By Pragati K.B.
Hyderabad: Hyderabad is a city in southern India whose residents have long gone abroad in search of greater wealth and opportunity. But it has come under scrutiny after one of its own was named in connection with an atrocity far away.
Sajid Akram, who died while attacking a Hanukkah celebration at Sydney’s Bondi Beach last Sunday, was born and grew up in a quiet Muslim neighbourhood here. He left almost three decades ago and seldom came back.
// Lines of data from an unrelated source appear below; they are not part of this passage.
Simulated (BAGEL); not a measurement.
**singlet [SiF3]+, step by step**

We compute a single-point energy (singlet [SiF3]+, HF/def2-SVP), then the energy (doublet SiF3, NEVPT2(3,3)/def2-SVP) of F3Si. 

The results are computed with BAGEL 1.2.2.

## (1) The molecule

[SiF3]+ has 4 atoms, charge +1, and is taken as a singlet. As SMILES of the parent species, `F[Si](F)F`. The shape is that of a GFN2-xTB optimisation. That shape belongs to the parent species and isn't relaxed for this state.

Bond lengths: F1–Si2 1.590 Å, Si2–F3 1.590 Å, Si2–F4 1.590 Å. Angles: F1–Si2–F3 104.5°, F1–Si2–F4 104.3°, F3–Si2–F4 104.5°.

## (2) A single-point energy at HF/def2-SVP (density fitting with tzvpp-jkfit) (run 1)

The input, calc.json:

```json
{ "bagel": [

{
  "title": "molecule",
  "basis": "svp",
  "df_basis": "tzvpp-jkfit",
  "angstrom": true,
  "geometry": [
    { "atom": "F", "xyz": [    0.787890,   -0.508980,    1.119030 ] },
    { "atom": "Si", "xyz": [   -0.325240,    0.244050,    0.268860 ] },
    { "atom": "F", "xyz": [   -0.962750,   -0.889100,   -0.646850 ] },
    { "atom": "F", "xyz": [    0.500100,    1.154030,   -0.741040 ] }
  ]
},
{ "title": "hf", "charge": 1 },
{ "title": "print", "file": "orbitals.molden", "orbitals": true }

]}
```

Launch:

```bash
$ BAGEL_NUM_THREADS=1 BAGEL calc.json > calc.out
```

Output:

The Akram family home in Hyderabad, India. Relatives of Bondi shooter Sajid Akram have told local Indian police they had little association with him since he left Hyderabad in 1998.Credit: Saurabh Yadav
Now, the mass shooting, which killed 15 people and led to the arrest of Akram’s son, Naveed, as the second gunman, has brought unwelcome attention to their relatives and other residents of the neighbourhood, known as Toli Chowki. Many were wary of being held guilty by association, adding to the frustrations and pains of being part of a Muslim minority in a country that has grown more stridently Hindu. Others protested their innocence.
“This incident brought Toli Chowki fame through infamy,” said Mohammed Tajuddin, a neighbour of Sajid Akram’s brother. Anxious about the backlash that might come from connection to a terrorist attack, many in the neighbourhood have stayed indoors this past week.
Akram, 50, was one of the roughly six million Muslims from India who have gone abroad in search of better lives. Though Muslims make up only about 15 per cent of India’s population, they account for almost one-third of its emigrants, according to a study by Pew Research Centre.
Many of these are Muslims from Hyderabad, who have been moving abroad since the 1940s; first to Pakistan, then to Australia, Britain, Canada and the United States, and most recently, to countries in the Persian Gulf. In Toli Chowki, every house has at least one close relative working in a foreign land.
Many have also come back. Tajuddin said his younger brothers returned after working 12 years in Britain and the Netherlands.
Along the quiet cul-de-sac, neighbours are reluctant to be drawn into an international news event of such horror.Credit: Saurabh Yadav
“When they came back, we immediately arranged their marriage,” Tajuddin, 52, said. The brothers then settled down in Toli Chowki with the money they had earned. “How else do you think we built this house? And threw two lavish weddings?”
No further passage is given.